Downloading the data and keeping it fresh

We update our data regularly to ensure up-to-date sanctions and PEP lists are available.

You can download bulk data extracts of the database directly from this website, without any login or API key. While the bulk data files are free to use for non-commercial users, commercial use of the data requires a data license.

To perform regular data updates, you can use one of the following methods:

  1. Re-fetching on a Schedule:

    • Re-fetch the latest version of the desired bulk data snapshot at scheduled intervals (e.g., every six hours or daily).
    • Use the URL format: https://data.opensanctions.org/datasets/latest/<dataset>/<format>
      • Replace <dataset> with the name of the dataset or collection.
      • Replace <format> with the file name of the format (e.g., entities.ftm.json or targets.simple.csv).
    • Note: We cannot predict the specific time at which new exports are published. Export cadences are available on the dataset overview page.
    • Recommended frequency: At most every 6 hours to avoid excessive data transfers. If you require timely updates, use the metadata index checking mechanism to detect if a new export was published.
  2. Metadata Index Checking:

    • Fetch the dataset metadata index to check for new dataset versions.
    • Access metadata at: https://data.opensanctions.org/datasets/<dataset>/latest/index.json
    • Use the version ID or last_export timestamp to determine if an update is needed.
    • Utilize SHA1 checksums in the dataset.resources section to detect if the export is different from the file that was previously published.
    • Recommended frequency: Every 30 minutes for frequent updates.
  3. Delta Update Mechanism:

    • Use the delta update mechanism to retrieve incremental update files.
    • These files describe additions, modifications, and removals of entities between data export versions.

Accessing Historical Data

If you require historical data, you can access past versions of each dataset or collection by specifying the desired date (in YYYYMMDD format) in the download URL. For example:

https://data.opensanctions.org/datasets/20231001/default/entities.ftm.json

This URL fetches a version of the dataset published on October 1, 2023. Historical data is available for most core sanctions lists from around July 2021. Check the "Date Added" on the dataset profile page for specific availability details.

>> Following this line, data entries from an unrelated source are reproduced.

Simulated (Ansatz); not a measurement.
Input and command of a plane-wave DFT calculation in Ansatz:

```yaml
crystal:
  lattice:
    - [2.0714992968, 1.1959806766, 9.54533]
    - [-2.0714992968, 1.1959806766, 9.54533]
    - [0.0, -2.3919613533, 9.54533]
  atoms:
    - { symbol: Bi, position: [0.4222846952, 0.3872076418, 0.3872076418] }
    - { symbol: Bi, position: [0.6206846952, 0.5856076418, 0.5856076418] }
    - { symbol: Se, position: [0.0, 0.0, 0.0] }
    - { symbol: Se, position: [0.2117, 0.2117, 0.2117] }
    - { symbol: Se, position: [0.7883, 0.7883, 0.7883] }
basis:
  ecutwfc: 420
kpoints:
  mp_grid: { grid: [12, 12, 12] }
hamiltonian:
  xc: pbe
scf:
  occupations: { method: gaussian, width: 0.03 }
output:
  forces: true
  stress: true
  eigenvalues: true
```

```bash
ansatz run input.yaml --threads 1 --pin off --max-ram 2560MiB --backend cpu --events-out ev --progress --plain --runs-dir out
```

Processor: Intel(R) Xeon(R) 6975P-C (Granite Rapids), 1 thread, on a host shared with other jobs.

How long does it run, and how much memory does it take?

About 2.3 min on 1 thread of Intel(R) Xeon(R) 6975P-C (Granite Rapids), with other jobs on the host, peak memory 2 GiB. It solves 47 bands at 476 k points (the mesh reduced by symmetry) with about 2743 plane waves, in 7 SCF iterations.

A shortcut is available to download the latest published version of a dataset:

https://data.opensanctions.org/datasets/latest/default/entities.ftm.json

Handling Entity Data Deletions and ID Changes

When an entity is no longer present in the source data, it will not appear in subsequent updates, and the total count of entities in entities.ftm.json will decrease accordingly. We do not provide explicit markers for deleted entities in the export files.

Entity IDs can change due to several reasons:

  • Merging Duplicates: Entities from multiple sources may be merged, resulting in a new cluster ID.
  • Source Updates: Changes in source data or processing methods may alter entity IDs.

To manage these changes, it's advisable to track both the entity's primary ID and the referents list to maintain consistency. This approach helps you avoid duplicate alerts and ensures you're referencing the correct entities. For detailed guidance, refer to our Identifiers Documentation.

Additional Information

  • Data Completeness: Even if no changes have occurred at the source, data files are re-exported to ensure you have the most recent confirmed state.
  • Data Deletion Policy: We reflect deletions from source data, typically within one week of the change.
  • Data Formats and Documentation: For more details on data formats and how to work with them, refer to the bulk data documentation.